The August civic holiday weekend on Manitoulin is traditionally the busiest weekend of the summer, with commerce across the Island in full swing and employee rosters stretched to the maximum. You have to make hay while the sun shines, and Haweater Weekend and the advent of the Wiikwemkoong Cultural Festival are certainly the shining sun of the the tourist season on Manitoulin.
Returning Island expats raise the boats of commerce in all Island communities this weekend, from the corner store in the most remote Island community to the relatively bustling commercial hubs of Little Current, Wiikwemkoong and Mindemoya, everyone seems to be going flat out on this busiest of times.

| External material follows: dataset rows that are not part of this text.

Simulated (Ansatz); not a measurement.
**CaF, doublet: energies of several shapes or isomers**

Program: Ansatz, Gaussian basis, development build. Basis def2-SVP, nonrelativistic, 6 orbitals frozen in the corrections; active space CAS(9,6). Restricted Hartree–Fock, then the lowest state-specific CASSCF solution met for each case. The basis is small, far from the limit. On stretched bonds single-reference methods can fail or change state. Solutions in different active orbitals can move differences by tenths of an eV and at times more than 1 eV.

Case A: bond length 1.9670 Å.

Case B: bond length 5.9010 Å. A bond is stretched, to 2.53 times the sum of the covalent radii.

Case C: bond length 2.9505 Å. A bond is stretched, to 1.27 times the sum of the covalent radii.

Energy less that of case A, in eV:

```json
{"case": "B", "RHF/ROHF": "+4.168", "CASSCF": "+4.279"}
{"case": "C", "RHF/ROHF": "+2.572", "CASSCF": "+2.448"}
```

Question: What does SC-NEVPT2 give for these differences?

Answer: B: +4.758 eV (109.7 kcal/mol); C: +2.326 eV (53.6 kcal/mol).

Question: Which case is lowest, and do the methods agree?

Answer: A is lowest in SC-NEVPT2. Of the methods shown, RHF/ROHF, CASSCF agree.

But neither the Little Current Lions Haweater Weekend in Little Current, with its impressive fireworks finale, or the Wiikwemkoong Cultural Festival with its performers and tourists drawn from all four corners of the globe, could be possible without the dedicated army of volunteers that give up their own holiday time to ensure that those events are a stellar success each and every year.
Lions Club members in their distinctive purple and gold vests can be seen scurrying from event to event throughout the weekend as they fulfill their scheduled commitments, and for the annual Hawfest dance it is largely all hands on deck, but added to those stalwart folks are numerous community members who step up each year to throw their shoulders to the wheel, sometimes quite literally.
In Wiikwemkoong the Wikwemikong Heritage Organization has been working diligently to marshal that community’s volunteer spirit into an organizational force that would be the envy of communities many times their size.
The Wiikwemkoong event has morphed from those first tenuous steps taken out and onto the dance arena back in 1961 as ‘Wikwemikong Indian Days,’ encouraged and nurtured by visionaries such as the late Rosemary Odjig as a way to revitalize the powwow, into the major force for education and reconciliation it is today.
None of this could happen without the largely unsung and behind the scenes efforts of an army of volunteers.
Moreover, events such as the Miss Manitoulin pageant, which draws its contestants from both Indigenous and non-Indigenous communities to select each year’s Island ambassador, and the welcoming atmosphere of Manitoulin’s powwows (both of the cultural festival variety and the traditional celebrations of welcome hosted by each community every year) draw all of us together in a unified expression of pride. It is upon these kinds of events, events which draw our communities closer together rather than apart and celebrate our commonality as well as our differences.
If there is one facet of our communities that is mirrored in the other, it is the wealth of community and volunteer spirit from whose well we draw upon so deeply at this time of the year.
There are other times we can see these virtues come to the fore, witness the community efforts that respond to local disasters such as the microburst experienced on the Island in the not so distant past. For both communities, that of the descendants of those ancient Indigenous hosts who shared this land with non-Indigenous newcomers who settled here, are imbued with a spirit that binds us together as Islanders even as the world seems bent on driving us apart.
At the end of the day, we are all Islanders and we have every right to be proud of that and all that we accomplish every year.